First, let me say that this book is a detective/crime novel. The novel takes place in Sweden and centers around the life of a financial reporter, Mikael Blomkvist, who is charged with publishing false allegations about a high status financial speculator, Hans-Erik Wennerström. While sulking over this career-ending mistake and the three months that he must spend in prison, Blomkvist is approached by a former captain of industry, Henrik Vanger, who commissions him to write a biography of the Vanger family. In secret, Vanger reveals that although he wants Blomkvist to complete this assignment, his real job will be to investigate the disappearance of Vanger’s niece, Harriet. Harriet disappeared over 30 years ago and the case was never solved. Vanger promises a hefty financial reward and the chance to get even with Wennerström, the speculator who Blomkvist believes is guilty of financial crimes and, while he was compiling the story, set him up by providing false leads. It is by accepting this assignment that Blomkvist changes his life forever and meets a girl who may help him unveil a web of connections that could lead to the biggest story of his career. A girl with a dragon tattoo.

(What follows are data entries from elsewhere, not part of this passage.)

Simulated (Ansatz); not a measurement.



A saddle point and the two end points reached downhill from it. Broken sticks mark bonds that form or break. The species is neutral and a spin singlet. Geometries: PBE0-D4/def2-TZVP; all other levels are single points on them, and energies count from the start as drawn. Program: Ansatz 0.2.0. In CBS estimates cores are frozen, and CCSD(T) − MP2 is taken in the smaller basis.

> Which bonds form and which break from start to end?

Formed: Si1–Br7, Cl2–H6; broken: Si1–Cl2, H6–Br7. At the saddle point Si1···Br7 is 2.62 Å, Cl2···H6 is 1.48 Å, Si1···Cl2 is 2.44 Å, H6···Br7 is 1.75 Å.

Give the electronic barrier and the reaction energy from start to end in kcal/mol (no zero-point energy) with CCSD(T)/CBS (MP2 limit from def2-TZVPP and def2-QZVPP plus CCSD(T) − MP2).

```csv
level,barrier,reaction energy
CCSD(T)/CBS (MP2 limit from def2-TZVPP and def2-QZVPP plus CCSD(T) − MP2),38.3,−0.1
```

I have to admit that I am not one for thriller novels simply because they are extremely predictable. However, I thoroughly enjoyed this novel and despite my assumptions, was unable to confidently guess the outcome of the story. The story develops like most thriller novels with the usual twists and turns. It is a bit slower than other crime novels I’ve read by big names like James Patterson, but it also goes more in-depth with descriptions of the day to day lives of the characters. One thing that I found interesting was how the author brought me into this new world of financial reporting. I felt like I came away with a better understanding of the profession of journalism and the role the media plays in the corporate world. By the end, I kind of wanted to research financial reporting because I think it would be a job I’d enjoy.
I think that the gem of this story is the character of Salander, who is a private investigator that Blomkvist ends up working with. She is a really original, complex, and interesting character and gives the work greater depth. I found myself reading faster just to learn more about her and it’s interesting to see what type of person she develops into towards the end of the book.
Personally, I don’t think that this novel is worthy of all the hype, but that doesn’t mean it’s not a damn good story that will keep you turning the pages. I’m just saying that I’ve read better thrillers/crime novels that have gotten far less acclaim and still been unpredictable.
The only other criticism I have is that the ending really sucked and left the reader feeling like the story and characters were unresolved. It left a bad taste in my mouth. It’s disappointing to see a good story end on a bad note. I understand that this novel is the first in a trilogy, but I am still a firm believer that every story should be able to stand on its own, regardless of whether or not there is a continuation. That’s the way television series work, the way movies work, and the way good books work. I think the author could have had a better resolution while still leaving room for the rest of the trilogy.
Overall, I enjoyed this novel and am still deciding if I want to watch the movie, or read the remaining two books.